Well, i’ve continued my little crusade for rate limits…
I have to configure the vif line by hand on the .cfg file for the testing xen machine. I did discoverd some interesting facts:
- rate limits dont apply form exterior to downloading from outside the VM
- Rates do apply for “giving” information / Data, from the VM to the outside world.
test 1
0% [ ] 891,695 29.2K/s eta 56m 21s ^C
test 2
1% [ ] 1,654,791 106K/s eta 15m 59s ^C
test 3
68% [=========================> ] 69,358,552 5.18M/s eta 12s ^71%
This was all tested in a VM with the following configuration:
[root@formador xen]# cat teste5.cfg
kernel = ‘/xen/vmlinuz-vm2-xenU’
ramdisk = ‘/xen/initrd.vm2.xenU.img’
memory = 256
name = ‘teste5’
address = ‘192.168.122.180’
netmask = ‘255.255.255.0’
disk = [‘file:/xen/teste5.img,sda1,w’]
root = ‘/dev/sda1 ro’
vif=[‘rate=7096KB/s’]
vnc = 5901
vnclisten = “127.0.0.1”
vncdisplay = 1
vncpasswd = “xpto???”
I also decided to check on xenstore-ls if XEN was actually putting rates on the vifs .
xenstore-ls /local/domain/0 | grep rate
rate = "150000,50000"
This rate is correct for rate=3MB/s
Well… for limiting my clients for a particular plan it works for me… for now. Using this, they wont be able to “serve” more than the rate that I define, but will be able to download at will, when inside the VM of course.
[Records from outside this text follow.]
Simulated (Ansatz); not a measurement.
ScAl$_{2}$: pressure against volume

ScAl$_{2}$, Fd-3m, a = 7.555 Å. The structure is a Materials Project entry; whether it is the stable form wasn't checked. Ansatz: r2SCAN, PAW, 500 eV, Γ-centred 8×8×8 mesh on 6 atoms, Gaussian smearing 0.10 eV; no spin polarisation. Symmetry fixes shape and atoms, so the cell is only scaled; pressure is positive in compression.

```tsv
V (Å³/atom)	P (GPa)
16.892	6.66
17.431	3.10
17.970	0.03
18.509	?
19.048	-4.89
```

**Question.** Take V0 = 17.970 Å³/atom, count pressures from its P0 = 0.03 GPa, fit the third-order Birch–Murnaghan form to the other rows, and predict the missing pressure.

I did try to use the “other configuration options” when creating the Xen System. However, i was presented with an error in the .cfg file when starting the VM. I went to read the .cfg file and discovered that Cloudmin script wrote a newline in the .cfg file with the option that i used (rate=7096KB/s) :
…
vif=[’’]
rate=7096KB/s
…
So if it could be done the same thing as the vif name, that actually writes between the brackets of the vif line ( vif=[‘vifname=myVif’] ), and we would have then the rate limits for a particular VM already when creating it, without the work of manually configure it after the creation.